Perfect. Molly is coaching me now too… we did a great ride today with a mix of climbing and speed work on rolling hills… I set a new 8 minute power record @ 325w. We’re going to go do sprints on Friday… it hadn’t occurred to me in the past few months that I needed to do them, was too preoccupied with ftp and vo2 intervals.

Well, looks like my season is about over.

Baker City was rough. I got dropped early on on the first stage, when we were rounding a corner, and some cat 4 (all women’s cats race together) yelled “gravel,” causing a bunch of people to grab their brakes. This caused a big gap in the field, and then the front of the group attacked out of the corner. I worked really hard to try and get back, but the pack was too fast. Things really strung out over the first little climb, about 2 miles after the corner. I ended up reeling in a few ladies and working with them before dropping them on the longer climb. I struggled a lot in the long, windy back section of the course by myself and DFLed for my cat. Despite the result, I actually rode pretty well and hit new record 1, 10, 20, 30, and 60 minute power.

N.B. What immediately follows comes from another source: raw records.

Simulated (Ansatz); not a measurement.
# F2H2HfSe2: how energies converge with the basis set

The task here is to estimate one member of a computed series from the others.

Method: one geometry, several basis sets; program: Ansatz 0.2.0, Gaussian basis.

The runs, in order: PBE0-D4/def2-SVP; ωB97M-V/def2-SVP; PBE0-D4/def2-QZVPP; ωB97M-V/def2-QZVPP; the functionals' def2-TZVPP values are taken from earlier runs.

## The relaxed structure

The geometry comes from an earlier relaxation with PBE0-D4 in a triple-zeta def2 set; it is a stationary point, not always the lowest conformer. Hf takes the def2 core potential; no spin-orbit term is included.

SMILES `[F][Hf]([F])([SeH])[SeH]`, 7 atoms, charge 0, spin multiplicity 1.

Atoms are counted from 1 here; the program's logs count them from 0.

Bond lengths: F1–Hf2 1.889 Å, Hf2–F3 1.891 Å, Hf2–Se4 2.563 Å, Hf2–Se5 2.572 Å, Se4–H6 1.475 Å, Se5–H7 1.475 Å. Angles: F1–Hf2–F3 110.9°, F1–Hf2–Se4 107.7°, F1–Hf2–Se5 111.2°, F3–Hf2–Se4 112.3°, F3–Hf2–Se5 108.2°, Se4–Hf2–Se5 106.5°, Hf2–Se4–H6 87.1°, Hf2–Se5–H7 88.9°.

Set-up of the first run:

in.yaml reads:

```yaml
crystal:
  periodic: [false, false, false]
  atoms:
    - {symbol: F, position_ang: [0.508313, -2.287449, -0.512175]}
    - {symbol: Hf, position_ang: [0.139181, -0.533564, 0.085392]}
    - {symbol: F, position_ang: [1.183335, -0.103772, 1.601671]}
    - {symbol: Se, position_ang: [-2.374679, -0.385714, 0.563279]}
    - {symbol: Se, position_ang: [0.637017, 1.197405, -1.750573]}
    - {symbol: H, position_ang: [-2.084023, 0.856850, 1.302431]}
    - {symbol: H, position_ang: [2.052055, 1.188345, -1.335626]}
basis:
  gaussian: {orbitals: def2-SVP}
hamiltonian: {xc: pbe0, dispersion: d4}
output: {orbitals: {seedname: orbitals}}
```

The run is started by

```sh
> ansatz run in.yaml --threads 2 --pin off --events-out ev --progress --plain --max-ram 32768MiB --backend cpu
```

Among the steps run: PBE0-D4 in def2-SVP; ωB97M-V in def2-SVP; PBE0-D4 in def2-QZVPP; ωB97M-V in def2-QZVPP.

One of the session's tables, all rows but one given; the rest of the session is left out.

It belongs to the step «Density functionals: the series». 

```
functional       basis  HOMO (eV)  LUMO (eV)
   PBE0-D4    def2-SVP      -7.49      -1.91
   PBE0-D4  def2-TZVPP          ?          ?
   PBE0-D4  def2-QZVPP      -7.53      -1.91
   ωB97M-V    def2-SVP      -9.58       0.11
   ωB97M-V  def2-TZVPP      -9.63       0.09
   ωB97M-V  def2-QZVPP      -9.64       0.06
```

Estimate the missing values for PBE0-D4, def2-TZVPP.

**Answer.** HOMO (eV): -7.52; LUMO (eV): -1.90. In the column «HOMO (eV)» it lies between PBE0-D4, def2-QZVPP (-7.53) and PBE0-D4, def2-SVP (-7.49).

Stage 2 was a 1-mile hill climb. Since it was short, I didn’t think I’d have a great chance to do super well but thought I’d probably come in mid pack. Again, I rode well, putting out an average of 225 watts over 6 minutes (4.4 w/kg), but I got second to last in the cat 3s.

Stage 3 was a TT. I don’t have a TT rig, so I just did it full Eddy style. I also rode pretty well, averaging my threshold power for the 30 minutes it took me. It was really windy; my power averaged 30 watts above what I put out the last time I did the course, but my time was 30 seconds slower. I started to have some hip and leg pain, but chalked it up to fatigue and the crappy pavement out there.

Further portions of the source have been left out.